The document repeats Putin’s denial that he has any intent to invade Ukraine, arguing that Russia’s recent troop movements have been in response to threatening actions taken by the U.S. and NATO inside Ukraine, including the creation of an expansive “military infrastructure.” It expresses the fear that, if it joined NATO, Ukraine could forcibly try to take back Crimea—which Russia annexed in 2014—and would then call on its NATO allies to help.

Again, let’s unpack this argument. It is true that Putin’s acts of 2014—annexing Crimea and sending in troops to support separatist militias in the Donbass—were motivated by the ouster of Ukraine’s pro-Russia president and the growing desire of Kyiv’s new leaders to move out of Moscow’s orbit and join the European Union. However, as Putin has been told many times, the idea of Ukraine joining NATO, though much desired by President Volodymyr Zelensky, is not remotely on the alliance’s agenda; the “military infrastructure” in Ukraine consists of a few hundred U.S military personnel; and the weapons the West has been sending to Ukraine consist mainly of fairly basic anti-tank and anti-aircraft missiles—nothing to support an offensive operation.

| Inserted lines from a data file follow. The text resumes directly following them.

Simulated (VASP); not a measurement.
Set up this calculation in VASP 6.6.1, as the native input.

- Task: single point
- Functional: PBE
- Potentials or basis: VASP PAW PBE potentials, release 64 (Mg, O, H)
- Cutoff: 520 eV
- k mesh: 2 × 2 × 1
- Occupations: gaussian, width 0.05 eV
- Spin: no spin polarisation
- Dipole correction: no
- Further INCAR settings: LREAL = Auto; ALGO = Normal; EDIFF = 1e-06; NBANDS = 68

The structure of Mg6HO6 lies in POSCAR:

Russia’s document is on somewhat more solid ground in lashing out against NATO’s “enlargement” policy of the 1990s, in which the U.S.-led military alliance—emboldened by its Cold War victory—absorbed nearly every former member of the Soviet-led Warsaw Pact (who all practically begged to join). Ukraine was pointedly not among those nations, in part because even the policy’s most ardent advocates recognized that bringing in Russia’s largest Western neighbor—a country with which it had centuries-old historical, economic, and cultural ties—would be too provocative. Then, in 2008, at a NATO summit in Bucharest, Romania, President George W. Bush crossed that Rubicon, committing NATO to bringing in Ukraine and Georgia—another former Soviet republic left out of the previous decade’s enlargement—at some point in the undefined future.

The Russian foreign ministry’s document demands the repeal of Bush’s resolution, the halt of further eastward enlargement, and the removal of U.S. military forces from many of the former Soviet allies that joined NATO a quarter-century ago.

As M.E. Sarotte chronicles in her fascinating new book, Not One Inch, NATO managed to expand so vastly in the decade following the end of the Cold War only because Russia was too weak to put up a fuss. The last Soviet president, Mikhail Gorbachev, let the first wave of expansion happen on assurances that it wouldn’t go much farther. The first Russian Federation president, Boris Yeltsin, allowed the next, much larger waves only because—to put it bluntly—President Bill Clinton and other Western leaders paid him off: giving Russia tens of billions of dollars, letting Russia join the G-7 and other international institutions (from which it was expelled after annexing Crimea), and treating it with the pomp and grandeur of a great empire, which it no longer was.

Putin witnessed this whole history up close, first as a KGB agent in East Germany when the Berlin Wall fell, then as Yeltsin’s last prime minister. Now as Russia’s president, he looks back on that era with deep resentment. And now that Russia is back on its feet, to some degree, he wants to undo its humiliations.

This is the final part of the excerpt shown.